Event Coverage

Survey highlights REDD+ controversies over community monitoring

Fundamental tension between the dual goals of efficiency and equity under REDD+.
, Friday, 5 Dec 2014
Research suggests that community monitoring not only saves money, it can also give communities a sense of ownership and investment in development projects.

LIMA, Peru—Responses to a survey about community forest monitoring and benefit sharing highlight some of the controversies and philosophical sticking points of REDD+, panelists said on the sidelines of the UNFCCC climate conference in Lima, Peru.

REDD+—short for Reducing Emissions from Deforestation and forest Degradation—aims to compensate tropical countries for keeping their forests standing. Since the idea was first floated in 2007, pilot projects have been launched, and there have been intense debates over how it might work in practice.
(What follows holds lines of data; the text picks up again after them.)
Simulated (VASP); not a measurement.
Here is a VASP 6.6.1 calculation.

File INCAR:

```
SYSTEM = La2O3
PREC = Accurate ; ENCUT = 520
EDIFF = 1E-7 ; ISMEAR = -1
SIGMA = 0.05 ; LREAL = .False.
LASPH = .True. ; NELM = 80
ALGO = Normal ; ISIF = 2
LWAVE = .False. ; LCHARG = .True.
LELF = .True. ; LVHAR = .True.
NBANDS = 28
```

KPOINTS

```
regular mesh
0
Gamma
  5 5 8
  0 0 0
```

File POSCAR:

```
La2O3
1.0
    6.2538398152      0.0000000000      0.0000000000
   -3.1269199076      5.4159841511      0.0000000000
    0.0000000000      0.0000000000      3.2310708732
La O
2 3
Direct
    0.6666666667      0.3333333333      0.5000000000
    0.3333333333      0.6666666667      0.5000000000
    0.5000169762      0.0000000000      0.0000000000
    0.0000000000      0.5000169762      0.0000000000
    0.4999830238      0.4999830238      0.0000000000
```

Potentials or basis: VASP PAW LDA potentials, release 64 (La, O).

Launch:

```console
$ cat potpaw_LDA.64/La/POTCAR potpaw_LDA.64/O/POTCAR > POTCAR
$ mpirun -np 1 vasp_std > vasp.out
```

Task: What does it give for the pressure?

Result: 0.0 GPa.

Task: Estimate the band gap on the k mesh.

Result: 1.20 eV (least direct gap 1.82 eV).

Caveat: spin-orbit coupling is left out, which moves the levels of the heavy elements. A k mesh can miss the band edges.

Niki De Sy, a PhD student at Wageningen University and part of CIFOR’s Global Comparative Study on REDD+, was involved in conducting the survey at COP19 in Warsaw last year, focusing on the role that communities could play in monitoring their forests, and how the REDD+ benefits should best be distributed.

With colleagues, De Sy explained the results at a side event at COP 20 in Lima this week.

“We had about 25 respondents for every question—so it’s not a scientific study, but it does indicate some of the issues where there are still questions and where there’s still a lot of debate going on.”

She told the packed side event that respondents generally agreed that new digital technologies should be supported, and that data collected by communities on the state of their forests can be sufficiently accurate, and represents a cheap alternative to hiring professionals to do the monitoring.

This view was confirmed by Melaine Kermarc, the manager of a pilot REDD+ project in the Democratic Republic of Congo, who said from the audience that community monitoring not only saved money, it also gave the community a sense of ownership and investment in the project.

“We need to make REDD+ cheap, and right now involving the community is the cheapest thing to do,“ he said.

“It’s also a great way to develop local capacity for further involvement, and one day being able to hand over the whole process to local organisations and the community.”

“And in paying community members to do the monitoring, for them, that’s really where they see the benefit of the project—it stimulates the local economy and brings some cash flow into the village.”

‘FUNDAMENTAL TENSION’

One of the more controversial propositions posed by the survey: “Compensation to individual REDD+ implementers should be based on carbon performance as measured within the national MRV [monitoring, reporting and verification] system.”

“With that question there were two very distinct camps,” De Sy said.

“Some people said REDD+ was set up to be performance based, so you have to do it that way, and you have to ensure additionality—that your activities are actually having a measurable impact on deforestation.”

“Others said it has to be about more than carbon to make it work on the ground. So there are two very different views and philosophies about how you look at REDD+.”

It’s a basic ethical issue, whether the system is going to reward the people who own the forest—or those who are making the changes

Michael McCall

This question essentially comes down to whether you prioritize efficiency (highest impact on mitigating climate change) or equity (ensuring that the benefits of REDD+ do not exacerbate existing inequalities).

“There is a fundamental tension—and perhaps even a contradiction—between the dual goals of efficiency and equity under REDD+,” said another panelist, Margaret Skutsch from UNAM and the University of Twente.

Do you reward those who have historically done the most deforesting—who are often the people who are better off in a community—if they change their behavior?

Or do you find ways to reward those who have tended to look after their forest, even if it has no net impact on carbon emissions in the area?

And should those who own a given area benefit—or those who stop deforestation-causing activities in that area?

‘REWARDING THE BAD GUYS’

“It’s a basic ethical issue, whether the system is going to reward the people who own the forest—or those who are making the changes,” said panelist Michael McCall, from UNAM.

Respondents to the survey actually leaned toward the second option—something that surprised De Sy.

“Most people agreed that if key sectors outside of forestry—like agriculture—actually reduce their pressure on forests, they also should be beneficiaries of REDD+—which raises a lot of questions,” she said.

“It’s sort of like rewarding the bad guys that have been deforesting in the past—it might actually change the focus from poverty alleviation toward efficiency.”

“It makes sense in some ways, but it’s a long way from using REDD+ to reward communities for doing sustainable forest management, which has been a priority for some.”

Alongside the survey—which will remain open throughout the COP and can be found here—De Sy, Skutsch and Arturo Balderas Torres are also curating a special issue of the open-access journal Forests.

The articles in the special issue aim to more deeply explore these questions of the social, technical and political implication of including community-based monitoring in national MRV mechanisms for REDD+.